Storm in the ports

Riddled with nepotism, inflated wages and low productivity, Israel’s ports have fallen behind and their inefficiency is costing consumers billions

Haifa port 521 (photo credit: LIAT COLLINS)
Haifa port 521
(photo credit: LIAT COLLINS)
“Any port in a storm” goes a popular expression. In other words, when you’re in serious trouble, accept any solution. But in Israel, the storm is in the ports and no one seems to have a good solution.
The troubled Ashdod and Haifa ports are riddled with nepotism, inflated wages, low productivity, labor unrest and aggressive unions. And to top it all, they are no longer able to handle the largest container ships now plying the world’s main trading routes. The consequence may leave Israel dependent on other ports, in Egypt and Turkey – Islamic nations increasingly hostile to Israel – for handling much of its exports and imports.
Antitrust Authority head Prof. David Gilo weighs declaring the Haifa and Ashdod port companies monopolistic.
A report released in April by the Antitrust Authority reveals that Israel’s two main ports are 30 percent less efficient than similarsized ports abroad. The annual cost of this inefficiency – some 5 billion shekels ($1.38 billion) the report states – comes directly out of consumers’ pockets, through higher prices of finished goods and the raw materials used to make them.
At a time when embattled working folk are being hit hard by budget cuts and tax hikes, the balagan (chaos) i n t he p orts t ranslates directly into higher cost of living. Two years ago, social protesters managed to roll back increases in the price of cottage cheese.
They would have done better to tackle the outrageous, and far more costly, behavior of the port workers. Some 40 percent of the gross domestic product (GDP) is comprised of exports, and over 95 percent of imports and exports go through the country’s two main ports.
For 65 years, governments have struggled to reform the ports but have been stymied by militant unions. The most recent attempt at reform, in 2005, was led by Prime Minister Benjamin Netanyahu himself, in his capacity as finance minister. That reform effort set up independent, government-owned port companies in Haifa and Ashdod to spur competition between the two facilities, and also paid port workers NIS 100,000 ($28,000) each to agree not to strike. Nevertheless, “working to rule” and unofficial work slowdowns continued.
Now, the Netanyahu government is gearing up for a new attempt to clean up the ports, led by Transportation Minister Israel Katz. But will it succeed? Israel’s ports are a prime example of a serious affliction ‒ national economic schizophrenia.

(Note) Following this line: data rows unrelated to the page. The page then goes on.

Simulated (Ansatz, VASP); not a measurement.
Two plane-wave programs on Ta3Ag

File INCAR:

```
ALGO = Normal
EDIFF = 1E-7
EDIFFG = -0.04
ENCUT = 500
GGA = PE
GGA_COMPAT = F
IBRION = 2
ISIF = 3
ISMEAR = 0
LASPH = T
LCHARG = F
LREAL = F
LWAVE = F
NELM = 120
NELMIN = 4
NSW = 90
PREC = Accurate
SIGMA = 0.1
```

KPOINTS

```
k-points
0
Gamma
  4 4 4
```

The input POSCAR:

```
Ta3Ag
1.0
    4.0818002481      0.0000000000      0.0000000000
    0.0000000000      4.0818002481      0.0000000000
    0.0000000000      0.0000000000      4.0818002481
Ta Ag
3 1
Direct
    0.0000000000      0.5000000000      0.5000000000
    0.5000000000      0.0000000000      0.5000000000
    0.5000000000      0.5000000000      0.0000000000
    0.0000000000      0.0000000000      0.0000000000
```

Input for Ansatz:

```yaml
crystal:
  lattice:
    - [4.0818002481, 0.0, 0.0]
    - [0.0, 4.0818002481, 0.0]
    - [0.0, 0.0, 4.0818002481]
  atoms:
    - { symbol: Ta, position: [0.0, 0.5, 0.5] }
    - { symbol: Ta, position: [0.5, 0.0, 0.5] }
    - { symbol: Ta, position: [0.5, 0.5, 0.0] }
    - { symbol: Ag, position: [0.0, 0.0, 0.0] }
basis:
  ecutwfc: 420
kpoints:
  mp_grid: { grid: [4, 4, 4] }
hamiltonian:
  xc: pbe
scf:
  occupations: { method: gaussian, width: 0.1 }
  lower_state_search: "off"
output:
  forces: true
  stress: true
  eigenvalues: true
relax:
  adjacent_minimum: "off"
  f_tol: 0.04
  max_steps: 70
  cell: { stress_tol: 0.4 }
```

There are two Israels. One is the creative, jazzy, technology-intensive Israel in which young entrepreneurs can create a smartphone application to guide people to their destinations called Waze, quickly capture 50 million users, and sell it to Google for over $1 billion, along with a condition that the company’s R&D operations remain in Israel for at least three years.
The other Israel is that of the two ports, the Israel Electric Corporation (IEC) and other government-run businesses. Two years ago the union chief at Ashdod Port, Alon Hassan, invited fellow port workers to his daughter’s bat mitzva during work hours.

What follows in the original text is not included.